# Jit with Jax

## How Jax transforms work

To transform python fuctions, Jax converts the function into an intermediate lanauge called jaxpr. The Jax transformations then work on the jaxpr representation of the function.

Jax does not deal with side effects and is functional in this manner so in the code below we would expect the jaxpr to ignore the global_list.append(x) as this is a side effect within the code, as it modifies some state variable value(s) outside its local environment, that is to say has an observable effect besides returning a value. In this case the modification of global_list.

In [1]:
import jax
import jax.numpy as jnp

global_list = []

def log2(x):
  global_list.append(x)
  ln_x = jnp.log(x)
  ln_2 = jnp.log(2.0)
  return ln_x / ln_2

print(jax.make_jaxpr(log2)(3.0))

{ lambda ; a:f32[]. let
    b:f32[] = log a
    c:f32[] = log 2.0
    d:f32[] = div b c
  in (d,) }


This is purely functional representation of the function provided to the jaxpr, ignoring the side effect.

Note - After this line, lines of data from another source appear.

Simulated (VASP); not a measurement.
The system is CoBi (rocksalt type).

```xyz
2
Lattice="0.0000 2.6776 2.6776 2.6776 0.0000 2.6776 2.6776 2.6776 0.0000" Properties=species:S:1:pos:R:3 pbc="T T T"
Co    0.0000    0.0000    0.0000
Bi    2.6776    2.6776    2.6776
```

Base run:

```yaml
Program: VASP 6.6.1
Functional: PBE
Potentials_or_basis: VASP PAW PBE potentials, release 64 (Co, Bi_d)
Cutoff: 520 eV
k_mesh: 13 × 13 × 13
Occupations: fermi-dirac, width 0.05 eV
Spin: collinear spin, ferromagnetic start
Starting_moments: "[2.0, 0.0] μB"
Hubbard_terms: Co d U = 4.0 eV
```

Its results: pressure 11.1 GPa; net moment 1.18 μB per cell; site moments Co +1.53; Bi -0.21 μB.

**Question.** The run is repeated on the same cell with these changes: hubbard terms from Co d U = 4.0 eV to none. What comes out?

Its important to note that global_list is interacted on in the first pass by the Jax tracer object, which is used to construct the entire function. However, the tracers do not record the side-effects so they do not appear in the jaxpr but they do happen in the trace itself.

In [2]:
global_list

[Traced<ShapedArray(float32[], weak_type=True)>with<DynamicJaxprTrace(level=1/0)>]

**One should not rely on this as its strictly an implemtation detail**

An important thing to understand is that jaxpr jaxpr capture the function as executed on the parameters given. Therefore if there is a condtional jaxpr will only construct the lanague on the branch taken.

In [3]:
def log2_if_rank_2(x):
  if x.ndim == 2:
    ln_x = jnp.log(x)
    ln_2 = jnp.log(2.0)
    return ln_x / ln_2
  else:
    return x

print(jax.make_jaxpr(log2_if_rank_2)(jax.numpy.array([1, 2, 3])))

{ lambda ; a:i32[3]. let  in (a,) }


In [4]:
print(jax.make_jaxpr(log2_if_rank_2)(jax.numpy.array([[1.0, 2.0],[1.0,2.0]])))

{ lambda ; a:f32[2,2]. let
    b:f32[2,2] = log a
    c:f32[] = log 2.0
    d:f32[] = convert_element_type[new_dtype=float32 weak_type=False] c
    e:f32[2,2] = div b d
  in (e,) }


## JIT compiling a function

Jax allows for code to be run on the CPU/GPU/TPU
using exactly the same code.

Here we are going to look at the SELU operation:

$$ SELU(x) = \lambda \begin{cases}
    \mbox{$x$} & \mbox{if } x > 0\\
    \mbox{$\alpha e^x-\alpha$} & \mbox{if } x \leq 0
    \end{cases} $$

In [5]:
import jax
import jax.numpy as jnp

def selu(x, alpha=1.67, lambda_=1.05):
    return lambda_ * jnp.where(x > 0, x, alpha * jnp.exp(x) - alpha)

x = jnp.arange(1000000)
%timeit selu(x).block_until_ready()

803 µs ± 86.9 µs per loop (mean ± std. dev. of 7 runs, 1 loop each)


In this example the code is sending one operation at a time to the accelerator limimiting the XLA compilers ability to optimize the function.


For this code to be the most performant, we want to give the XLA compiler as much code as possible. For this jax provides the jax.jit transformation, this will jit a jax-compatible function, to speed it up.

In [6]:
selu_jit = jax.jit(selu)

# Warm up
selu_jit(x).block_until_ready()

%timeit selu_jit(x).block_until_ready()

90.1 µs ± 808 ns per loop (mean ± std. dev. of 7 runs, 10000 loops each)


As we can see that is an order of mangnituded faster, so what have we done:

1. We compiled selu with jax.jit(selu) and called it selu_jit
2. We when ran selu_jit once on x, such that Jax can do the tracing. The jaxpr is then compiled using XLA into effiecent code. Now subsequent calls use the optimised compiled code.

Meaning that we no longer use the old python implemention at all.

*If we didn't include the warm-up call seperately, everything still works as expected, however the compilitation time would be included in the benchmark as well. It would still be faster but would not be a fair comparision.*